Vertical asymptotes are lines where a rational function becomes unbounded, meaning it shoots up to infinity or down to negative infinity. To find these asymptotes, set the denominator equal to zero and solve for the variable. In the function \[f(x) = \frac{2x^2 + 6x + 6}{x+3},\]the denominator is \(x+3\). Setting \(x+3=0\) gives \(x=-3\) as the solution. Hence, there is a vertical asymptote at \(x = -3\). Vertical asymptotes are crucial in understanding how the rational function behaves near these undefined points. The function will dramatically increase or decrease as \(x\) approaches the asymptote.

The end behavior of a function describes how the function behaves as the input values become very large (positively or negatively). For rational functions, it often involves simplifying the function by division to understand how it grows or decreases far from the origin. In this example, we simplify \[f(x) = \frac{2x^2 + 6x + 6}{x+3}\]through polynomial long division, resulting in \(f(x) \approx 2x\). Thus, as \(x\) becomes large, whether positive or negative, \(f(x)\) mimics the behavior of the straight line \(g(x) = 2x\). Both functions point in the same direction, confirming they have the same end behavior.

Factoring polynomials can often simplify rational functions. It's the process of decomposing a polynomial into a product of simpler polynomials, making it easier to analyze and solve. In this case, the numerator \[2x^2 + 6x + 6\]is factored as \[2(x^2 + 3x + 3).\]The lack of further factorization indicates the numerator does not contribute to the vertical asymptotes beyond what the denominator dictates. Factoring becomes especially useful when it leads to cancelling factors, simplifying the function further.
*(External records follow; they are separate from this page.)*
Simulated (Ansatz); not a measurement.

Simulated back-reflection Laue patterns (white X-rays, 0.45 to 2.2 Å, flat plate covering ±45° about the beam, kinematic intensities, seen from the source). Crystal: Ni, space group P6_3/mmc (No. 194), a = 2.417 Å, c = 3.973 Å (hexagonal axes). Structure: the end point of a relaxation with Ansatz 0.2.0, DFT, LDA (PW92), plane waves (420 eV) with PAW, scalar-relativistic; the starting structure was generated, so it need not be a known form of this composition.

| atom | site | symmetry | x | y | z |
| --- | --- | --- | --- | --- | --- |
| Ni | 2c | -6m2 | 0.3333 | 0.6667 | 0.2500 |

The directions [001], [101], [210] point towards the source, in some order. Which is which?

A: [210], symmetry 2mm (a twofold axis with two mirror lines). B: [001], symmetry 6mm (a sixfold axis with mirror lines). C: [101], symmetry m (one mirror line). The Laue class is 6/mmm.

Graphing is a visual method to understand the behavior of a rational function. For our functions \(f(x)\) and \(g(x)\), plotting reveals essential characteristics. In \(f(x)\), the graph will show a steep incline or decline near the vertical asymptote \(x = -3\). This is where the function is undefined and can appear as a break in the graph. On the other hand, \(g(x) = 2x\) is a simple linear graph without any asymptotes. By comparing both graphs on the same axes, you observe that both follow a similar trajectory at their ends, confirming their shared end behavior. Graphical representation provides clarity on abstract algebraic findings, bringing insight to the eye and aiding understanding of the mathematical relationship.